Deciding the Logic of Subsequences

Level: M2

Contact: Philippe Schnoebelen

The logic of subsequences is the logic of the structure {$(X^*;\leq_*,..)$} where the universe {$X^*$} contains all finite sequences over some base set {$X$}, and where {$\leq_*$} is the subsequence relation (as in Higman's Lemma).

For example, this logic allows writing constraints like {$$ \tag{$\phi$} {aa}\leq_* x \land {bb}\leq_* x \land {ab}\not\leq_* x $$} where {$a,b$} are letters and {$x$} is a variable standing for an unknown word. Over {$X=\{a,b\}$}, the two-letter alphabet, the solution set of the above constraint is the language {$L_\phi={bbb}^*{aaa}^*$}.

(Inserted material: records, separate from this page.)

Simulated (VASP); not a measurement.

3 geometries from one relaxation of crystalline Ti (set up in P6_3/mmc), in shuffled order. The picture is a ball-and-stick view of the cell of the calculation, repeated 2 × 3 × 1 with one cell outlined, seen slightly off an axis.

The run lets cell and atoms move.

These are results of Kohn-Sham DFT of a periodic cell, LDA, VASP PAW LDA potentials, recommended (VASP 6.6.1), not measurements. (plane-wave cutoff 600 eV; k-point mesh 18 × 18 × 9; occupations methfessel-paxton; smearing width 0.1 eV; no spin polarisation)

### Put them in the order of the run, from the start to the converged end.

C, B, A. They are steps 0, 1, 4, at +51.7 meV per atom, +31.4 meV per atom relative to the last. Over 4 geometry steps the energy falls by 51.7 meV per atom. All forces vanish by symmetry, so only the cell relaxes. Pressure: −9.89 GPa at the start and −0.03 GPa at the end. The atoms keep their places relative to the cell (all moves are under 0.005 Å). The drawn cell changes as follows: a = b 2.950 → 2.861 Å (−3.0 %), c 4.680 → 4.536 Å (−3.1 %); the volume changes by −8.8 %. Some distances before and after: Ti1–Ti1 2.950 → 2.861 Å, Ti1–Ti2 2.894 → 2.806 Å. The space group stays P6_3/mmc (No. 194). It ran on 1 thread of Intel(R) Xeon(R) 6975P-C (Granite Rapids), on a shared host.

The logic allows more complex formulae, like

\begin{equation*} \tag{$\psi$} \forall x,y: \exists z: \bigl( x\leq_* z\land y\leq_* z \land \forall u: x\leq_* u\land y\leq_* u\implies z\leq_* u \bigr) \end{equation*} that states that {$(X^*,\leq_*)$} is an upper semilattice. Whether {$\psi$} is true or false depends on {$X$}.

The goal of this Master Internship is to develop the computational theory of the logic of subsequences, especially by identifying decidable fragments of the logic and assessing their algorithmic complexity.

Until recently, not much was known about the decidability of the logic of subsequences and its fragment [Kus06]. It was then shown that the {$\Sigma_2$} fragment is undecidable (as expected) [KS15], that the {$\mathrm{FO}^2$} fragment is decidable, even elementary [KS16], and that the {$\Sigma_1$}, or existential, fragment is undecidable [HSZ17]. That last result was completely unexpected and has potential far-reaching consequences for existential logics on graphs.

Regarding the {$\mathrm{FO}^2$} fragment, the initial decidability result raised many new questions. In particular there are several interesting directions in which to try to extend the decidability. Among these, the following seem to be good starting points for the M2R internship:

  • Extending the decidability of the {$\mathrm{FO}^2$} fragment by allowing combination with other (simple) predicates like {$\leq_{*,1}$} defined via "{$x\leq_{*,1} y$} iff {$x\leq_* y\land |y|=|x|+1$}".
  • Extending the logic of subsequences with numerical predicates and (fragments of) Presburger arithmetic.

Another important aspect of [KS16] is that it introduced a new theory of piecewise-complexity as a fundamental tool for establishing elementary upper bounds. This theory need developing and there are many open problems to investigate:

  • Algorithmic questions for the piecewise-complexity of words and languages, see e.g. [HS18].
  • Extending the theory to trees and other ordered structures.

This research project should suit a theoretically-minded student with some taste for abstract algorithmic constructions like what is encountered in basic courses on recursion theory and computational complexity. It is an ideal opportunity for starting a PhD thesis.


S. Halfon and Ph. Schnoebelen. On shuffle products, acyclic automata and piecewise-testable languages. Information Processing Letters, 145:68-73, 2019.
S. Halfon, Ph. Schnoebelen, and G. Zetzsche. Decidability, complexity, and expressiveness of first-order logic over the subword ordering. In Proc. LICS 2017, pages 1–12. IEEE Comp. Soc. Press, 2017.
P. Karandikar and Ph. Schnoebelen. Decidability in the logic of subsequences and supersequences. In Proc. FST&TCS 2015, volume 45 of LIPICS, pages 84–97. Leibniz-Zentrum für Informatik, 2015.
P. Karandikar and Ph. Schnoebelen. The height of piecewise-testable languages with applications in logical complexity. In Proc. CSL 2016, volume 62 of LIPICS, pages 37 :1–37 :22. Leibniz-Zentrum für Informatik, 2016.
D. Kuske. Theories of orders on the set of words. RAIRO Theoretical Informatics and Applications, 40(1) :53–74, 2006.